Osterburg added that her position as female percussionist is an extra motivation for her to learn as much as she can.
“It seems like a very masculine instrument,” she said. “It isn’t discouraging; it’s actually kind of encouraging sometimes.”
Similarly, senior music education major Angela Napolitano knows the underestimated struggle of trying to perfect not just one, but and array of existing percussion instruments.
“They hear percussion and think, ‘Oh you play drums?’ and it’s so much more than that,” she said. “They think, ‘Oh you’re a rock star. You can play a drum set.”
Music is more than keeping a beat. On top of learning to sight-read sheet music and understanding the styles of different cultures, Napolitano said percussion students are required to learn and master a variety of instruments.
“If I played flute I would only practice flute and I would be really proficient in flute,” she said. “With percussion I have to be pretty proficient in a whole bunch of different instruments.”
Those instruments include: the vibraphone, timpani, bass drum, triangle, tambourine, claves, bongos, shakers and congo drums, to name a just a few.
For percussion students, the time not spent learning and perfecting music for class, is only a small window and filled with personal music endeavors.
Donovan Norman, a junior music education major, said percussion is a lifestyle for most as much has it is a hobby.
“It kind of consumes you,” he said. “Because it’s music, it’s not as overwhelming.
You’re practicing ways to express yourself. It’s a lot, but it’s worth it.”
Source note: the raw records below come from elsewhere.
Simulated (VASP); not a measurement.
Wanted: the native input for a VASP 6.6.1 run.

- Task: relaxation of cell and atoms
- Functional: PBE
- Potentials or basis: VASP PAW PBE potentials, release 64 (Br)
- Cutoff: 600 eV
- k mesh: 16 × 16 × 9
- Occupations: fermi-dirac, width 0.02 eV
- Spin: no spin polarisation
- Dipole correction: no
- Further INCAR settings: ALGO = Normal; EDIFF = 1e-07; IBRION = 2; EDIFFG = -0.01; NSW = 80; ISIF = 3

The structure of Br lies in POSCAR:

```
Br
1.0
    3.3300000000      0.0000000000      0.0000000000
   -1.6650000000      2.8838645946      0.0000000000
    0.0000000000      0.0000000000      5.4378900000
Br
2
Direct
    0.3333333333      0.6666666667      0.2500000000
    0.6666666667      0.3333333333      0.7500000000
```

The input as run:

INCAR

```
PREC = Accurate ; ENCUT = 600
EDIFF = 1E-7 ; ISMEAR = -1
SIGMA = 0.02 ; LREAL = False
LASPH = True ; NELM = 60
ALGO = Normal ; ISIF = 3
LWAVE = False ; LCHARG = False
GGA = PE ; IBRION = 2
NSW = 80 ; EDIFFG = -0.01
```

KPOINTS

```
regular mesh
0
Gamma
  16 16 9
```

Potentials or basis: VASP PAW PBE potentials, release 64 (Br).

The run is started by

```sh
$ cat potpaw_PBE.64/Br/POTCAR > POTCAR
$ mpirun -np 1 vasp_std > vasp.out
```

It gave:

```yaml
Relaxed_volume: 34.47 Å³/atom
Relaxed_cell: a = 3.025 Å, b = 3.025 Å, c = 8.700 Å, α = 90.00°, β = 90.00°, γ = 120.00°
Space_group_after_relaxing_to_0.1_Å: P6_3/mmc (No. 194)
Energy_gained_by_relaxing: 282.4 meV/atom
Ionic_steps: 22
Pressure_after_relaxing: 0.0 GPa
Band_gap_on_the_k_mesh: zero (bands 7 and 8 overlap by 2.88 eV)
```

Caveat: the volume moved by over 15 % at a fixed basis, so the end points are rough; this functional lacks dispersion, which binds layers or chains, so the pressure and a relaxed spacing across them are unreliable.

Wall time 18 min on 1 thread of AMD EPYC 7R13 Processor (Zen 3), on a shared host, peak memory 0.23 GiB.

Volume and speed are valid but misleading symbols of the self-expression that is inherent to percussion playing.
The real moments of individuality are in the cranking of a drummers neck – the heated concentration on every key on marimba.
When Napoltano plays, she feels.
“You get to use your body more than a lot of other instruments,” she said. “We get to express it with our face, when other instruments use their face.”
An eccentric stage presence and an eclectic taste in music are side effects of playing a versatile instrument.
Norman said one of his playlists may very well incorporate bands ranging from Bach to Boston to The Beatles.
“On marimba we play transcriptions of renaissance dances or string quartets, which transfer well to this instrument,” he said. “So I’ve been exposed to that through percussion.”
Although Dombroski blushed at admitting Linkin Park was the first band that encouraged him to play drums, he said now his taste has broadened.
“I listen to funk, jazz, rock and classical music, but the band I’ve been listening to lately is called Snarky Puppy,” he said. “They’re groovy.”
As for going to class, attendance is more pleasure than pain.
Norman said the professors in the department make his experience especially enjoyable.
“They are the most interesting and the coolest people on the face of the earth,” he said. “They’re down to earth and you can come to them for anything.”
Percussion students have a home away from home where there is a drum, a fellow musician and an instructor to advise them, Dombroski said.
“We have percussion ensemble three times a week and we have studio class,” he said. “We’re around each other all the time, so we become good friends and we become like a family.”
Although Dombroski’s life plans did not include a bow and violin, he said he will always remember that aspect of his musicality.
“I think the basics will always be with me,” he said. “Receiving this toy drum set from my aunt and watching all these rock drummers, it just appealed to me more.”